Thursday, 28 November 2013

Interzone 249


The author interview this time is with John Shirley, who also has a short story included in this edition. The R.I.P. section notes the death of Tom Clancy, who qualifies for a mention because of his near-future doomsday scenarios in such stories as The Sum of All Fears and Debt of Honor. As I've noted before, there is no clear dividing line between the technothriller and SF.

The reviews section does its usual useful job of pointing me towards some interesting-sounding books I'd not heard of, in this case Paul McAuley's Quiet War sequence – one to add to the shopping list. Screen reviews include Thor: the Dark World (favourable), Ender's Game (critical), About Time (critical), Pacific Rim (bad SF but a fun fantasy), and the TV series Under the Dome (reviewed here last week), which generates a detailed and largely positive cultural analysis of its place in modern mythology.

The six short stories included this time are:

Unknown Cities of America by Tim Lees, illustrated by Richard Wagner. A man searches for a young woman who had been forced to leave him to return to Nagosha – a city he'd never heard of – and discovers that there are many more places in America than those shown on maps.
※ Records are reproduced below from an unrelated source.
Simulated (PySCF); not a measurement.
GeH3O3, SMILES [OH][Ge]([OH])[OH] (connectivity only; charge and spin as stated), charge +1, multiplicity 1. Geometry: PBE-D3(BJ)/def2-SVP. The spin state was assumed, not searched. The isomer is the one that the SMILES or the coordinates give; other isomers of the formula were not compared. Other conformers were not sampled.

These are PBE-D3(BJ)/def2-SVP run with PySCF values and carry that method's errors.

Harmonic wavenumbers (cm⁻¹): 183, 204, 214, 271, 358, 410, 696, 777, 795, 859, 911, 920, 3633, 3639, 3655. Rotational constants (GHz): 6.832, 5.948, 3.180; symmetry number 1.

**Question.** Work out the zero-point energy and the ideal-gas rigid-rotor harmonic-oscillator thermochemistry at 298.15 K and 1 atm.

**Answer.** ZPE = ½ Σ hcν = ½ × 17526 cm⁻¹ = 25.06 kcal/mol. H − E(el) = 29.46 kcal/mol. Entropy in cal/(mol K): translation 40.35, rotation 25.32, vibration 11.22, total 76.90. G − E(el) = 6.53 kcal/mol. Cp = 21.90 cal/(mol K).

Paprika by Jason Sanford, illustrated by Ben Baldwin. The far future, when the last remaining people are gradually dying out despite being almost immortal, their essences being captured and stored by time angels - aetherial beings created for that purpose. But one of the angels forms an attachment to one of the last men.

Filaments by Lavie Tidhar, illustrated by Wayne Haag. Another of this author's Central Station series set in a huge spaceship station located in Israel. This one concerns an ancient robot priest and its relationship to the people it lives amongst.

Haunts by Claire Humphrey, illustrated by Martin Hanford. In a land of professional duellers, one ex-fighter tries to preserve her old training school, where the ghosts of dead duellists linger.

The Kindest Man in Stormland by John Shirley, illustrated by Wayne Haag. A private detective goes hunting for a serial killer in a hazardous Charleston wrecked by the constant violent hurricanes caused by global warming.

Trans-Siberia: an Account of a Journey by Sarah Brooks, illustrated by Richard Wagner. In an alternative past, the dangers of travelling by rail between China and Russia are far more than merely physical, as a young musician discovers.

A rather downbeat collection this time, full of images of dying and loss. My favourite is the most conventional SF tale – Shirley's – although I found that Brooks' story also had an offbeat appeal.